Transportation agencies across the United States will have access to reports from Wazers and be able to use the data to identify unplowed roads and more quickly and efficiently deploy crews to clear snow.
“Our partners can use this kind of information to help them improve their operations,” said Dani Simons, who leads public-sector partnerships at Waze. “It will give them a clear view into what roads have and haven't been plowed.”
While some cities run snow removal operations in-house and have technology to track where crews are plowing, those that depend on contractors could benefit from the crowdsourced app’s insight into real-time road conditions.
“Then they can prioritize and deploy their resources better,” Simons said.
Waze developed the Unplowed Road feature in collaboration with the Virginia Department of Transportation. In preparation for winter, VDOT officials this summer asked Waze if there was a way to report unplowed roads and use the crowdsourced data to aid the state’s winter operations.
“We wanted to explore this method of information gathering to help improve safety and better assess the conditions of our roads during winter weather,” VDOT Chief Deputy Commissioner Rob Cary said in a statement.
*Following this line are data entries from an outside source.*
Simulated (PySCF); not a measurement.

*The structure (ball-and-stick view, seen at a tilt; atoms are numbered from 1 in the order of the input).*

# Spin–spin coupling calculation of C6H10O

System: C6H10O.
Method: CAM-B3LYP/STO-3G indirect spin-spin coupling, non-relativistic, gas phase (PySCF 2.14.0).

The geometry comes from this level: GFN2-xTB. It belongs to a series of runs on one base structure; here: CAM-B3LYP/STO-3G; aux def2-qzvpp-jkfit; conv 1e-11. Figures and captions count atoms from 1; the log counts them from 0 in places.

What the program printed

VDOT plans to monitor the real-time reports on road conditions this winter and determine how best to incorporate the Waze data into future operations, Cary said. The feature could help the state rethink its response resources next year. Virginia sets aside $205 million for winter weather-related expenses, and has more than 2,500 VDOT crew members and additional contractors handy for snow removal statewide. During a busy season, they handle nearly 700,000 tons of salt and nearly 2.4 million gallons of liquid calcium chloride and salt brine.
The data is free to about 1,300 government agencies that are part of the Waze for Cities Data program, Simons said. She said the work with VDOT exemplifies “what can be accomplished when we collaborate with public-sector partners to meet community needs.”
The snow warning feature is live in the more than 185 countries where the app operates, promising to come in handy for millions of Waze users in areas with harsh winter weather. The feature is silenced in areas with no inclement winter weather.
Users can report, in real time, icy and unplowed streets they encounter in their travels, and the app keeps them informed when they are approaching a road that has already been identified by other drivers as unplowed.
The Unplowed Road feature is the latest road hazard added to the Waze app, a Google company. Users report and are alerted of other issues on their routes, including potholes, water on roadways, crashes and vehicles on shoulders. Wazers globally make more than 60 million reports every month, according to Waze.
Through the Waze for Cities program, the company feeds anonymous data from user reports to local governments, and the agencies use it to try to make roads safer.
In the nation’s capital, for example, Waze a few years ago fed the District Department of Transportation with data about pothole reports. DDOT then used the data to guide its “Potholepalooza” campaign to repave damaged roads.
In Maryland, the State Highway Administration announced last week a partnership that will allow the agency to share road closure incidents in real time with Waze users. Through the feature, the state will alert users about road closures and detours, as well as potential delays due to roadwork.
“This partnership allows us to share road closure and detour information on the Waze platform instantly, arming our customers with the information they need when planning a trip on our roadways,” said Greg Slater, the former SHA administrator who was recently named state transportation secretary.
Waze expects many agencies, including those in the District and Maryland, to join in using the winter weather feature.
Simons said the reports from users have helped governments monitor traffic patterns, hazards and road conditions and helped them better respond. She said the addition of the winter feature will give agencies insight on where to get work crews in a timely fashion, allowing them to expedite their snow removal operations and make roads safer.
“They can’t have traffic cameras everywhere,” she said. “But we can provide a little bit of data and our partners have a virtual picture of what's going on in the roadway.”